After Title VII ‘watershed,’ is the court reshaping?
When the U.S. Supreme Court’s decision in the Title VII case came down June 15, the big picture significance of the ruling understandably overshadowed some important details.
One of those details is what the distribution of votes means to future rulings of the nation’s highest court.
Going into oral argument for the three cases (Bostock v. Clayton County, High Altitude v. Zarda, and Harris Funeral v. EEOC), the Supreme Court seemed to be generally divided 5 to 4. The five members appointed by Republican presidents were on one side: Chief Justice John Roberts, and Justices Clarence Thomas, Samuel Alito, Neil Gorsuch, and Brett Kavanaugh. The four members appointed by Democratic presidents were on the other side: Justices Ruth Bader Ginsburg, Stephen Breyer, Sonia Sotomayor, and Elena Kagan).
With the 6 to 3 Bostock decision, Republican appointees Roberts and Gorsuch teamed up with the four Democratic appointees. LGBT legal activists are reluctant to read too much into the Roberts and Gorsuch votes.
But statistically speaking, on LGBT-related cases only, the votes by Roberts and Gorsuch put them into a middle ground.
Roberts and Gorsuch have voted in support of equal rights for LGBT people 45 percent of the time (Roberts in 11 decisions) and 50 percent (Gorsuch in four cases).
By comparison, the voting records on LGBT cases for the other justices are clearly split left and right: On the left are Ginsburg (91 percent), Breyer and Sotomayor (82 percent), and Kagan (78 percent). On the right are Alito (27 percent), Thomas (nine percent), and Kavanaugh, with the Bostock case his only LGBT decision thus far (zero percent).
In Bostock, the majority ruled that Title VII of the federal Civil Rights Act, which prohibits employment discrimination “because of sex,” includes a prohibition of discrimination based on sexual orientation and gender identity.
Future decisions may solidify the middle ground standing for Roberts and Gorsuch on LGBT issues, but the dissents of Alito and Kavanaugh make clear that they champion a more entrenched resistance to equal rights for LGBT people.
In his dissent to Bostock, Alito spent an inordinate amount of words recounting the history of society’s views about homosexuality, from “sexual deviation” to “mental disorder” to conclude that “Society’s treatment of homosexuality and homosexual conduct was consistent with this understanding” and “reflected in the rules governing the federal work force.”

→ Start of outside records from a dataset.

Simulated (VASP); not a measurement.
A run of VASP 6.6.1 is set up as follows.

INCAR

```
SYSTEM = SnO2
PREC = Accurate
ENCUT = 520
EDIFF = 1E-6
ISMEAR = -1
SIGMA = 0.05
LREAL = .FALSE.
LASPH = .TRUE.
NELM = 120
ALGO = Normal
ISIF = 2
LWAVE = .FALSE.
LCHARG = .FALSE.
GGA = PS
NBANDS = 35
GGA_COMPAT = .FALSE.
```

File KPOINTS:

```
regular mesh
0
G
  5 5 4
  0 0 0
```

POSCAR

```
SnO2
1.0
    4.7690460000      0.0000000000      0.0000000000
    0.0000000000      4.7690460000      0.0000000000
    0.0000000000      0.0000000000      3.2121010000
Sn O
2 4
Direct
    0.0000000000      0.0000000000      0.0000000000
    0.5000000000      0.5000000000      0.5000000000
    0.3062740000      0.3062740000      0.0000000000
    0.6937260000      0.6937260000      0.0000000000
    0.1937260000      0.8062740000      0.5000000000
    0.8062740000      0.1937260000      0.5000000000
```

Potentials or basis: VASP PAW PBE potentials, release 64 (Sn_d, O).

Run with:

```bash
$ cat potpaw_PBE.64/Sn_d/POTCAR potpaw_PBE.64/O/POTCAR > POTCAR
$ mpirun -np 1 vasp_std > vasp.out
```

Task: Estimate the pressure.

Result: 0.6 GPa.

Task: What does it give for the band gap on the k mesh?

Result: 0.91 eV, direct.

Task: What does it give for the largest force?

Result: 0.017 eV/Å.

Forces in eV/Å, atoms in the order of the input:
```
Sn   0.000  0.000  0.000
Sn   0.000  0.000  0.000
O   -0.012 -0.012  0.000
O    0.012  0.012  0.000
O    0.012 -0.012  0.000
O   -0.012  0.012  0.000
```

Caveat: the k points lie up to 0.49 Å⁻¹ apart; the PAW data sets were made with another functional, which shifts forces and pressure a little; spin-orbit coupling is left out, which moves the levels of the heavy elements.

While today’s society has recognized the “injustices of past practices,” wrote Alito, the Supreme Court has authority to ask only “whether ordinary Americans in 1964 would have thought that discrimination because of ‘sex’ carried some exotic meaning….”
And what the Court should have contemplated, said Alito, are the “people who are reticent about disrobing or using toilet facilities in the presence of individuals whom they regard as members of the opposite sex.”
In conclusion, he notes that “many Americans know individuals who are gay, lesbian, or transgender and want them to be treated with the dignity, consideration, and fairness that everyone deserves.” Alito says nothing to suggest that he is one of those many Americans. Instead, he suggests the Bostock majority is simply acting on its own “humane and generous impulses” toward LGBT people.
Unlike Alito, Kavanaugh expresses a willingness to acknowledge that, “Millions of gay and lesbian Americans have worked hard for many decades to achieve equal treatment in fact and in law.
“They have exhibited extraordinary vision, tenacity, and grit—battling often steep odds in the legislative and judicial arenas, not to mention in their daily lives. They have advanced powerful policy arguments and can take pride in today’s result.”
But Kavanaugh dissents because he says the court’s interpretation of the text of Title VII is limited to the “ordinary public meaning” of the word “sex” at the time Title VII was enacted and that that ordinary public meaning “was the same in 1964 as it is now.”
Kavanaugh, who was born in 1965, then offers up the reasoning that “sex” cannot be read as “sexual orientation” because “Seneca Falls was not Stonewall.”
“The women’s rights movement was not (and is not) the gay rights movement, although many people obviously support or participate in both,” wrote Kavanaugh. “So to think that sexual orientation discrimination is just a form of sex discrimination is not just a mistake of language and psychology, but also a mistake of history and sociology.”
Given that Justice Ginsburg, an icon in the fight for equal rights for women who argued over 300 cases against sex discrimination, joined the Gorsuch majority that would seem to seriously undermine Kavanaugh’s argument. Gorsuch, like Ginsburg, keeps it simple:
“If an employer would not have discharged an employee but for that individual’s sex, the statute’s causation standard is met.”
“Gorsuch doesn’t really mince words,” said Chase Strangio, deputy director for Transgender Justice at the ACLU LGBT & HIV Project, during a teleconference with reporters after the ruling. Strangio said the Bostock decision will have an “incredibly sweeping impact for our community.”
But he and others acknowledged that there will still be more litigation to fully secure this giant step toward equal rights for LGBT people.
Transgender people in the military, for instance. While Title VII does not directly apply to service members, said Shannon Minter, legal director for the National Center for Lesbian Rights, “the Court’s analysis of why discrimination because a person is transgender is sex discrimination would apply equally to the equal protection clause [of the U.S. Constitution], which is the basis of our sex discrimination claim in the [Trump] military ban cases.”
The Bostock ruling, said Minter, “greatly strengthens our sex discrimination claim in that litigation.”
“This is a watershed moment for LGBTQ Americans, who have been working since the Stonewall riots 51 years ago to pass nondiscrimination protections for the community,” said Jon Davidson, former legal director for Lambda Legal and current legal counsel to Freedom for All Americans. “This historic ruling means that LGBTQ people are protected against employment discrimination across the entire country.
“But there are still critical gaps in our federal nondiscrimination laws,” said Davidson. “While LGBTQ people are now protected from discrimination at work nationwide, there are still no federal laws prohibiting sex discrimination in public spaces or in federally funded programs. This means it will still be legal in a majority of states to discriminate against LGBTQ people in places like stores, restaurants, and hotels, and in federally funded programs such as schools, child welfare agencies, and shelters.”